The one character who sees all this with very clear eyes is 17-year-old Olenka.  Wilful, headstrong and intelligent, Olenka finds everything amusing until her temper flares.  She can’t bear to see her mother’s anxiety about pleasing these pretentious guests, and when not mocking them behind their backs, she tells her mother exactly what she thinks of them.

Ovcharov, of course, thinks she’s in love with him, but Olenka isn’t in love with anybody, and especially not Simon (Semyon Ivanovich) who is being foisted on her for dubious reasons by their interfering, overbearing neighbour Katerina Petrovna.  (Exactly what Katerina’s relationship with this oafish young man isn’t clear.  As is common in 19th century literature, the explanation is coy, but perhaps he was Katerina’s indiscretion and she is finding a match for him so she can keep him close by).

BEWARE: SPOILERS

Despite Nastasya’s forbearance, conflict erupts through one misunderstanding after another.  Anna takes to her room in a huff, alienating Nastasya’s servants from their mistress with false tales of rejection and unkindness – when actually Nastasya has gone out of her way to be generous and respectful.  Ovchorov is so thoughtless and indifferent to everyone’s feelings that he doesn’t even bother to explain to Nastasya when Olenka gets bullied into staying at Katerina’s and doesn’t come home that night.

All this gets resolved in the final chapter when Katerina comes to Nastasya to take Anna’s part, and also to settle the marriage arrangements.  But Nastasya has had enough.  She refuses to reconcile with the unbearable old woman who has caused so much rancour, and she rounds on Ovchorov too when he weighs in with his unwanted advice (which is predicated on his view that Nastasya is inferior and in need of his educative wisdom, and he hasn’t hesitated to tell her how deficient she is!)  And Olenka, who until now has withheld her anger for her mother’s sake, tells Katerina that no, she won’t marry Simon – and she forces Ovchorov to admit to his dislike of Simon too.

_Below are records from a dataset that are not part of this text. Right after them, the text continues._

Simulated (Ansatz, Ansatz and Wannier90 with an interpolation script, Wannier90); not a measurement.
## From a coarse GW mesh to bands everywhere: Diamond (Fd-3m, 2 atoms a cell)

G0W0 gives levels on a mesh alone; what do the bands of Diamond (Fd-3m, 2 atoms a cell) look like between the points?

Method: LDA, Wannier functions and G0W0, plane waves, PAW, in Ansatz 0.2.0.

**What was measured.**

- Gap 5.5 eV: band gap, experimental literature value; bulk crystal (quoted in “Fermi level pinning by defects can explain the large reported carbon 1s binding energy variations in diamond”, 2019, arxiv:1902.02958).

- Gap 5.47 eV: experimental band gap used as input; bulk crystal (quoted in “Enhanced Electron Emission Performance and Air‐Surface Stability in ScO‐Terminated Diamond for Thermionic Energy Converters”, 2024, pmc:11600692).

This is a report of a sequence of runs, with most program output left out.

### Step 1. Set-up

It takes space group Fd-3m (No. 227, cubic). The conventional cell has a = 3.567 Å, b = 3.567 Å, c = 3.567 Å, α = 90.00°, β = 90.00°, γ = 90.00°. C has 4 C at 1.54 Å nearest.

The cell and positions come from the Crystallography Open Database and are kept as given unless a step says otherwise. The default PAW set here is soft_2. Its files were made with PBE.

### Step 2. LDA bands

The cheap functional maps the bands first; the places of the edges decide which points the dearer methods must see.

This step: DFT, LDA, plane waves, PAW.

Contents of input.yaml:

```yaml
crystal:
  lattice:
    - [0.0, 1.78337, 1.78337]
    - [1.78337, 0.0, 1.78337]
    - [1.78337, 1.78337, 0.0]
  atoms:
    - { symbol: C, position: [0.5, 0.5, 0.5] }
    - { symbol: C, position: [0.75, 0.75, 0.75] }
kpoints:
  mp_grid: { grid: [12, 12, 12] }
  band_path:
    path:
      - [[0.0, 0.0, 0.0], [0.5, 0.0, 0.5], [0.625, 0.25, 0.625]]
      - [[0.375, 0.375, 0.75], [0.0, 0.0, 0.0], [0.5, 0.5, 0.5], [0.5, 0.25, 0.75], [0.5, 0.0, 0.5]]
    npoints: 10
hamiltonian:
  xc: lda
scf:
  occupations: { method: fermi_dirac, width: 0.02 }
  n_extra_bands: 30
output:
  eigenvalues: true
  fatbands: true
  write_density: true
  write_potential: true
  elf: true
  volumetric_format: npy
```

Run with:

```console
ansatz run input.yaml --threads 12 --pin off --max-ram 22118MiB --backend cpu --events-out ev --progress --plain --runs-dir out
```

What makes this novel so innovative is the way it resolves without any happy marriage in the offing.  There is pride and prejudice but it is not resolved because the women have an independent view of themselves.  Olenka has few marriage prospects and she absolutely doesn’t care.  Her prudent, capable mother – the only one among these nobles who can effectively manage her estate and negotiate with her emancipated serfs – is a role model of an independent, industrious woman who knows what she likes and is respected everywhere.  If the alternative is the condescending attentions of a pompous middle-aged man like Ovchorov or an oaf like Simon, Olenka would rather not have anybody.

Which is apparently how the Khvoshchinskaya sisters felt.  In the excellent introduction by Hilde Hoogenboom, we learn that all three of them lived independently by their writing.  They were among a growing number of women among the Russian nobility who wrote under male pseudonyms.  However the 20th century brought oblivion when the Soviets nationalised the works of 57 writers, unsurprisingly all men, and the works of these women until recently lay buried in literary history, in research libraries and archives.  

If the wit and wisdom of this novel is anything to go by, let’s hope that more of these writers are resurrected with new translations as good as this one.  There are footnotes here and there to explain aspects of Russian life that might not be familiar to the contemporary readers, and the translation is excellent.  City Folk and Country Folk is a good choice for #WITmonth!

Author: Sofia Khvoshchinskaya
Title: City Folk and Country Folk (Городские и деревенские)
Translated from the Russian by Nora Seligman Favorov
Introduction by Hilde Hoogenboom
Publisher: Columbia University Press, 2017, first published 1863
Source: Personal library, purchased from Fishpond $23.20


Responses

  1. Very glad you liked it. As you know, many books get tons of press while good ones fall by the wayside.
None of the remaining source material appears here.